There are still two smaller dams in the upper Klamath River in Oregon: the Keno and Link River dams. These aren’t hydropower dams, unlike the four that were removed; they provide flood control and water for agriculture, and there’s currently no plan to remove them.
“I want to emphasize that we’re happy that salmon will be back, but we’re not really ready for them,” Buettner adds. “Sure, the fish have free access to the upper basin, but the upper basin habitats aren’t optimal. Young fish could be diverted into irrigation diversions. The Keno dam needs a new fish ladder.”
As I pass through Karuk territory in late August, traveling west toward the ocean, the air is heavy with smoke and fire crews pass regularly in their trucks, serving as a stark reminder of the work that still lies ahead. This includes addressing more than 150 years of colonial fire suppression practices, Reed says.

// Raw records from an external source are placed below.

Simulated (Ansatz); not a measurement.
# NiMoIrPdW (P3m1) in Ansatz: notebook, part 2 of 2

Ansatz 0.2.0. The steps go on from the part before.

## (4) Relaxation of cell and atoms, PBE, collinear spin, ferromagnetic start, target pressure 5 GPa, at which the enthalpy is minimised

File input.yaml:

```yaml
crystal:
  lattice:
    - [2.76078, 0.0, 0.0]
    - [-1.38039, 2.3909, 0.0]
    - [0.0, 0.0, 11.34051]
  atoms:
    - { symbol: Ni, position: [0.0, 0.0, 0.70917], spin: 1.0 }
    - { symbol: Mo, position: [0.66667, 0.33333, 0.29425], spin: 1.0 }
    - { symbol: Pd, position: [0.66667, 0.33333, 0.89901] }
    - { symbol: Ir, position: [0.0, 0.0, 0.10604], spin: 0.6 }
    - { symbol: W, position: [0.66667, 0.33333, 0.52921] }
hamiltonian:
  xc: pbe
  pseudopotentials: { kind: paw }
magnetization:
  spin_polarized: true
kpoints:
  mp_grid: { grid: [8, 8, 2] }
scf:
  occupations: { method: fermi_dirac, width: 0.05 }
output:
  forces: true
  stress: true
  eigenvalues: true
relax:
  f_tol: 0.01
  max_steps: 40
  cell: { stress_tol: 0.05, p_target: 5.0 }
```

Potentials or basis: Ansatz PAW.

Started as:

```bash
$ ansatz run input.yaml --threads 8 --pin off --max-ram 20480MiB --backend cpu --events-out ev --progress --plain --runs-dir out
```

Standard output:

“When settlers first arrived in the Klamath region of what is now Northern California, they found forests with enormous trees, wooden homes and structures, acorn orchards, abundant plants, berries, fish, wildlife and clean water. All of it was made possible by Indigenous peoples’ frequent use of fire on the landscape,” Russel Attebery, chair of the Karuk Tribe, writes in a opinion piece for news outlet CalMatters. “California is not just fire-adapted, it is fire dependent.”
However, these controlled or cultural burns were outlawed in 1850 and are still “unjustly criminalized,” Attebery writes. The lack of prescribed burns, coupled with warmer and drier conditions from climate change, has led to more severe and frequent wildfires.
Wildfires are taking a toll on the Klamath River. Debris flow from last year’s McKinney Fire killed thousands of fish. Fires can heat up the river, making it too warm for cold-water fish like salmon. They also send silt and ash into the water, which can choke fish and smother their eggs. Sometimes, the erosion from fires even changes the river’s path. The ecosystem evolved with fire, but not at the frequency and severity of modern fires.
Reed and other traditional fire practitioners are being asked by academics and fire-management agencies to advise on traditional burning practices, and restore balance.
The irony of Native peoples being asked to consult on how to restore the land that was stolen from them isn’t lost on Reed. “I think we’re leading the nation with teaching cultural fire, through a faith-based process and hopefully this co-production of knowledge,” he says. But, he adds, “it’s kind of like, OK, they took our gold, they took our timber, they took everything, and they’re still taking our knowledge.”
A cautionary tale
Many of the people I speak to cast the story of the Klamath dams as one of hope, but also as a cautionary tale for regions around the world considering large-scale dam projects.
While dams can provide benefits such as hydropower and water storage, they also levy significant environmental and social costs. Moreover, all dams have a finite lifespan, and their eventual removal is an expensive and complex process that planners often ignore.
“Dams were never meant to be pyramids,” says Ann Willis, California director of the NGO American Rivers. “They’re just infrastructure, and eventually, infrastructure ages. You can either be proactive about repairing, retrofitting or removing it, or you can deal with the far greater costs of a catastrophic failure after it happens. But there’s no question that one day it will fail.”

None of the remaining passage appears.